Paul Krugman Is Mellow Today

He praises Ben Bernanke. He even praises Alan Greenspan (somewhat):

Bernanke and the Bubble By PAUL KRUGMAN: By Bush administration standards, the choice of Ben Bernanke to succeed Alan Greenspan as chairman of the Federal Reserve was just weird. For one thing, Mr. Bernanke is actually an expert in monetary policy, as opposed to, say, Arabian horses.... Bernanke's partisanship... is so low-key that his co-author on a textbook didn't know he was a registered Republican. The academic work on which his professional reputation rests is apolitical. Moreover, that work is all about how the Fed can influence demand - there's not a hint in his work of support for the right-wing supply-side doctrine....(1) [H]e's a policy activist who advocates aggressive government moves to jump-start stalled economies. For example, a few years back Mr. Bernanke called on Japan to show "Rooseveltian resolve"... supported a proposal by yours truly that the Bank of Japan try to get Japan's economy moving by... announcing its intention to push inflation up to 3 or 4 percent per year....

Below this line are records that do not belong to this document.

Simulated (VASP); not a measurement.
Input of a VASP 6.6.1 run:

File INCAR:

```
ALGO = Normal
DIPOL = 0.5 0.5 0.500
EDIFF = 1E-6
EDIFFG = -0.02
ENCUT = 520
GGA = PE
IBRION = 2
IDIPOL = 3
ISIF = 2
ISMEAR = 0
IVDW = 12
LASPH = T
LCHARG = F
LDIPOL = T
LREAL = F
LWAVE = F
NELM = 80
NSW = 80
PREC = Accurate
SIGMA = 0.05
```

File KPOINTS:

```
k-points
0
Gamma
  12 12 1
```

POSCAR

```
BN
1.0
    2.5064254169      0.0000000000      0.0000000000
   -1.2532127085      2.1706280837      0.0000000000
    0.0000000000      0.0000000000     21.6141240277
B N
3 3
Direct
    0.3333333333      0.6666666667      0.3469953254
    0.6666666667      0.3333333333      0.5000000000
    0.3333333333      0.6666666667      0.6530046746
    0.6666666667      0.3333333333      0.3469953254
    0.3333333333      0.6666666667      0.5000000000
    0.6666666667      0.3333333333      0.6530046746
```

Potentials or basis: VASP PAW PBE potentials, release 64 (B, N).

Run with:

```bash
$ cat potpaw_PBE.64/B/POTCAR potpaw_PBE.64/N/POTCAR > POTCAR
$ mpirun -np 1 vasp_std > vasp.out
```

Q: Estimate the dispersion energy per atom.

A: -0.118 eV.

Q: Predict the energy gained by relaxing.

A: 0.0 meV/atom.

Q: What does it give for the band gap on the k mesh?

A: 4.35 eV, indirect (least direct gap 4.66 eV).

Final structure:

It's even hard to imagine him doing what Mr. Greenspan did: throwing his prestige... behind... tax cuts.... Has President Bush been so damaged by scandals and public disapproval that he has no choice but to appoint qualified, principled people to important positions? O.K., seriously, many economists and investors feared that Mr. Bush would try to place a highly partisan figure in charge of the Fed. And ... there was widespread concern that Mr. Bush would try to select a John Snow type - a businessman whose only qualification is loyalty....

So should we all feel confident.... Alas, no.... Mr. Greenspan, for all his flaws, has repeatedly shown his ability to divine from fragmentary and sometimes contradictory data which way the economic wind is blowing. As an academic, Mr. Bernanke never had the occasion to make that kind of judgment. We'll just have to see whether he can develop an economic weather sense on the job....

[But] my main concern is that the economy may well face a day of reckoning soon after Mr. Bernanke takes office. And while he is surely the best politically possible man for the job (all the other candidates I would have been happy with are independents or Democrats), coping with that day of reckoning... may be beyond anyone's talents... two unsustainable trends: a huge surge in house prices and a vast inflow of funds from Asia. Sooner or later, both trends will end, possibly abruptly....

When all is said and done, the Fed controls only one thing: the short-term interest rate. And it will be a long time before we have competent, public-spirited people controlling taxes, spending and other instruments of economic policy.

Paul Krugman worries about the problems that Bernanke will have to face, and about the fact that he will be virtually the only grownup in the economy's control room for a while. I worry too. Why, I remember last summer nearly getting out the flamethrower when a reporter referred to the Fed Chairship as a "plum job." It carries a healthy (although not absurd) salary. But it also carries great responsibility. And it does not carry the power that should come with that much responsibility.

From what I hear, it does seem likely that Krugman is right when he speculates that the reaction to Harriet Miers saved us from a Harriet Miers-like Fed appointment. All the whispering over the summer about how the establishment consensus candidates--Hubbard, Feldstein, Bernanke, Kohn, Ferguson--were good but not great sounded and sounds as though it was meant to prepare the ground for somebody else.


(1) I would say that Bernanke has the standard economist's attitude toward supply-side factors: taxes carry excess burdens, the ruling principle is to broaden the base and lower the rates, budgets should not be grossly unbalanced, and public finance ought to be an empirical, technocratic discipline rather than one of religious zealotry. He does, however, occasionally talk about financial crises and the chains of bankruptcy and disintermediation that they generate as "supply-side" factors. I understand what he means, but I do still find it a little jarring.